(Prayer: Civil Miscellaneous Appeal filed under Section 173 of the Motor Vehicles Act, 1988, to set aside the fair and decreetal order dated 25.04.2008, and made in M.C.O.P.No.347 of 2006 on the file of the Motor Accidents Claims Tribunal, Subordinate Court, Kulithalai, Karur District and to allow this appeal.)
1. It is a case of death of a bachelor, occurred due to the accident took place on 09.08.2005, at about 12.00 noon, near Vellalar Street Junction, Kodambakkam Arcot Road, Chennai.
2. The only legal heir who is the mother of the deceased Manivel Arumugam filed an application before the Motor Accidents Claims Tribunal, Kulithalai and the Tribunal, after considering the facts and circumstances of the case, granted award amount of Rs.6,07,000/- as total compensation.
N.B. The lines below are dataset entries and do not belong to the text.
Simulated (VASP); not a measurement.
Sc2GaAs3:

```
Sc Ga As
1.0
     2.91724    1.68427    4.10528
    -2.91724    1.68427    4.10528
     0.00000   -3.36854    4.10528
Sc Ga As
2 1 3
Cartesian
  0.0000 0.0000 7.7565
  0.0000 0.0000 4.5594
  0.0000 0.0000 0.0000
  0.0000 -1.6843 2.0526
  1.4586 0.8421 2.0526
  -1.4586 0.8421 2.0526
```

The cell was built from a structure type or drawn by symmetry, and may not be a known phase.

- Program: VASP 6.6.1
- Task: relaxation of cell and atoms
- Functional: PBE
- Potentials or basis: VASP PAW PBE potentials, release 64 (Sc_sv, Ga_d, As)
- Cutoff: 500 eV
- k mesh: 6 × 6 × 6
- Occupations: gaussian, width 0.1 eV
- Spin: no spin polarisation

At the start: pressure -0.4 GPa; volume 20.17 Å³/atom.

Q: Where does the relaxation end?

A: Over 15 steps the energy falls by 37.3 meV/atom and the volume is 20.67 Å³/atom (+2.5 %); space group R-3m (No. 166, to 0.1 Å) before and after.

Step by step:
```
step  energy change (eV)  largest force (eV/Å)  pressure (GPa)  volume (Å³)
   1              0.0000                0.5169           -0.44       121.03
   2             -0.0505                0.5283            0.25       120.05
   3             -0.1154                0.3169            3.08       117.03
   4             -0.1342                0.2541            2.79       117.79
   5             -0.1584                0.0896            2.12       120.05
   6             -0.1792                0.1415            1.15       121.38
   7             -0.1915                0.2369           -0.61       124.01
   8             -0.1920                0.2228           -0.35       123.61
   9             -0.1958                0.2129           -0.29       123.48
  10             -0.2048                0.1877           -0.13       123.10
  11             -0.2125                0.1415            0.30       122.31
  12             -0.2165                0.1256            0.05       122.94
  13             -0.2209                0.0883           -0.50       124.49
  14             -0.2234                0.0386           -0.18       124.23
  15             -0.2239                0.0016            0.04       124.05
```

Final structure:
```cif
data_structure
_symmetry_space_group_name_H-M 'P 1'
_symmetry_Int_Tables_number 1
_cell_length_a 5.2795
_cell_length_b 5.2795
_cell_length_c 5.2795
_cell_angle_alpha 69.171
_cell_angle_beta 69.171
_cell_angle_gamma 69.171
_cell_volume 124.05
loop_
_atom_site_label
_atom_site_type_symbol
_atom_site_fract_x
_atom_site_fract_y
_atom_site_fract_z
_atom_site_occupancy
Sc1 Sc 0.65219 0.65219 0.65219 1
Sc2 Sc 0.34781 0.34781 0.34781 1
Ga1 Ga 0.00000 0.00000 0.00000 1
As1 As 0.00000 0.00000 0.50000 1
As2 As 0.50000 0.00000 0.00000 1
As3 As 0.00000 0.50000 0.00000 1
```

3. The appellant/TATA AIG Insurance Company prepared this appeal solely on the ground that the deceased was a bachelor and therefore, the age has to be calculated by taking the average age of the claimant. The learned counsel for the appellant fairly submit that such principle was overlooked and the Hon'ble Supreme Court held that the age of the deceased alone is to be taken for the application of the multiplier while fixing the compensation and therefore, the average age of the claimant shall not be considered for granting compensation. In support of the arguments, the learned counsel for the appellant produced a Judgment reported in 2015 (1) TN MAC 814(SC) in the case of Munna Lal Jain V. Vipin Kumar Sharma, in paragraph Nos.12 and 13, wherein, it is extracted below:-
12. The remaining question is only on Multiplier. The High Court following Santosh Devi (supra), has taken 13 as the Multiplier. Whether the Multiplier should depend on the age of the dependents or that of the deceased has been hanging fire for sometime; but that has been given a quietus by another Three-Judge Bench decision in Reshma Kumari (supra). It was held that the Multiplier is to be used with reference to the age of the deceased. One reason appears to be that there is certainty with regard to the age of the deceased but as far as that of dependants is concerned, there will always be room for dispute as to whether the age of the eldest or youngest or even the average, etc., is to be taken. To quote:
36. In Sarla Verma, this Court has endeavoured to simplify the otherwise complex exercise of assessment of Loss of Dependency and determination of Compensation in a claim made under Section 166. It has been rightly stated in Sarla Verma that the Claimants in case of death claim for the purposes of Compensation must establish (a) age of the deceased: (b) income of the deceased; and (c ) the number of dependants. To arrive at the Loss of Dependency, the Tribunal must consider (I) additions/deductions to be made for arriving at the income; (ii) the deductions to be made towards the Personal and Living Expenses of the deceased; and (iii) the Multiplier to be applied with reference to the age of the deceased. We do not think it is necessary for us to revisit the law on the point as we are in full agreement with the view in Sarla Verma.
13. In Sarla Verma (supra), at Paragraph-19, a Two-Judge Bench dealt with this aspect in Step 2. To quote:
'19. . .. . . .
Step 2 (Ascertaining the Multiplier)
Having regard to the age of the deceased and period of active career, the appropriate Multiplier should be selected. This does not mean ascertaining the number of years he would have lived or worked but for the accident. Having regard to several imponderables in life and economic factors, a Table of Multipliers with reference to the age has been identified by this Court. The Multiplier should be chosen from the said table with reference to the age of the deceased.'
4. The Hon'ble Supreme Court overlooked the earlier principle of calculating the age by applying the average age and now the legal position is changed by the Hon'ble Supreme Court and this Court is constrained to follow the same.
5. Accordingly, the award passed by the learned Subordinate Judge, Motor Accidents Claims Tribunal, Kulithalai, in M.C.O.P.No.347 of 2006, dated 25.04.2008, is confirmed and the Civil Miscellaneous appeal is dismissed.
6. The learned counsel for the appellant submitted that the 50% of the award amount with accrued interest and costs had already been deposited and the appellant is directed to deposit the balance 50% of award amount with accrued interest and costs to the credit of claim petition, within a period of the four weeks from the date of receipt of a copy of this order and thereafter, the respondent/claimant is permitted to withdraw the entire award amount along with accrued interest and costs, through R.T.G.S., by filing necessary application before the Tribunal. No costs.